My VFD has a "User" parameter that allows you to multiply the Hz (or any other parameter) by a user defined number. I multipy by the gear ratio so the drive displays the spindle speed when running. Very handy.

More on where I got my drive and motor soon. No time right now.

E


----------



## AllThumbs (Apr 12, 2008)

Hilmar  said:
			
		

> I also have a VFD, a FM50, 1 HP,115 AC in single phase, out 240VAC three phase out.
> No where in the manual is it written to derate the unit if you have a
> 115 AC in and 220 AC out.
> It has Auto Stall Prevention and also Output Short - Circuit Protection.
> ...



Only VFD's that are 3 phase input but run on single phase need to be derated. Since your drive is designed to be single phase input you can run it at it's rated output.

E


----------



## AllThumbs (Apr 12, 2008)

mrt1723  said:
			
		

> I have a DC motor I was going to put on my 8x12 but I like your VFD idea a lot better. Can you tell me a little more on what motor you used and what VFD you used ( I can see that the VFD was a Allen Bradley but what model? Also the price would be nice on the motor and VFD.
> I plan to CNC my lathe soon.
> I was hoping to get more ideas from Bob's web site but he seems to be dragging his feet a little.



The VFD is an allen bradley 1305 VFD. It's an older one. The motor is just a standard 208 V 3 phase motor. 

The beauty of the VFD over DC motors is the speed regulation over a wide range of loads. A dc motor at low speed will slow badly when loaded up (no torque). An AC motor, while it produces less than full torque at the lower speeds, still has a fairly constant speed from no load to full load. VFD's can also be programmed to compensate for loss of speed due to load so if you want 400 RPM at the spindle, thats (roughly) what you get regardless of depth of cut etc.
Basically the speed of the motor is tied directly to the frequency of the output of the VFD, regardless of the load.

I teach electrical at a college. Industry donates a lot of thier surplus equipment to the college. Some of it is used to build demos itc, but sometimes there is just too much stuff to use. This VFD and motor was available, so I asked for it. In return I plan on building an "open" electric DC motor from scratch for demonstration use at the college. Large enough so it's possible to see what's going on as it operates. That is my next project but I wanted the lathe updated first to make the build easier.
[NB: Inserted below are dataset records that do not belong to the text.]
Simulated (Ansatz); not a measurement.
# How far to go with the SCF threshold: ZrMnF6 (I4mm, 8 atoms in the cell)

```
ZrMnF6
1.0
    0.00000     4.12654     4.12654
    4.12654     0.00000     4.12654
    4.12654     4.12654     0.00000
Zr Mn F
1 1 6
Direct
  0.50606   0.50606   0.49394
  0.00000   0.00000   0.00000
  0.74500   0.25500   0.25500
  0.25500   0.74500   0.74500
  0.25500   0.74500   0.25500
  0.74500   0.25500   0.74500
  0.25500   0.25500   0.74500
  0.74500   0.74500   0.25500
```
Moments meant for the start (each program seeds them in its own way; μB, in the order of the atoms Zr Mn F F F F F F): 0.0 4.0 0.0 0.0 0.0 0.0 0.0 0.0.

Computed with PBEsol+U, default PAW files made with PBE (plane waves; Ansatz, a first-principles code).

VFD's can be had on ebay, so can 3 ph motors. Just make sure they are compatible in HP and voltage, and if 3 phase input, make sure it can also be run on single phase. Ideally, if run on single phase, the drive should be rated 150% of the motor HP. This is not a must, but be aware that if you run a 3/4 HP motor on a 3/4 HP drive that's run on single phase input instead of 3 phase input, you will only get 1/2 HP out of that 3/4 HP motor.

Hope that helps.

Eric

Eric


----------



## AllThumbs (Apr 12, 2008)

Hewre is one on ebay. Exactly what I have:

http://cgi.ebay.com/VFD-motor-Drive...ryZ42894QQssPageNameZWDVWQQrdZ1QQcmdZViewItem


----------



## AllThumbs (Apr 15, 2008)

Here is the finished control panel. I could not use the original. E-stop and speed dial. The old one is sitting there so you can see it. It had stop, start buttons and for/rev toggle.


----------



## gunboatbay (May 17, 2008)

John Pitkin authored an excellent article on converting his 9x20 lathe to a VFD system; lots of detail. One could easily adapt this article to just about any size lathe. If anyone's interested in the article (pfd format) let me know and I'll email it to them.


----------



## BobWarfield (May 18, 2008)

mrt1723  said:
			
		

> I plan to CNC my lathe soon.
> I was hoping to get more ideas from Bob's web site but he seems to be dragging his feet a little.



LOL, dragging my feet? Heck, I fell into a sinkhole and haven't been seen since!

Work on the lathe will resume eventually, meanwhile, the Team Build is first up on priorities, followed by mill CNC conversion, and interspersed with much needed shop reorganization. On the latter, I've realized I could buy more machines if I reorganized, so that provides motivation!

One thing some of you may be interested in on this VFD topic. A real VFD and an AC motor works better than the treadmill setup, though it is more expensive. Likewise, there is a VFD step up called a vector drive. Vectors are more money, but they're not incredibly more money. The neat thing about a vector is much broader torque range. So, that means even less likelihood you'd have to change a belt to run slowly. Most of the drive sellers (like driveswarehouse.com) have them listed, and they come up on eBay too.

Cheers,

BW


----------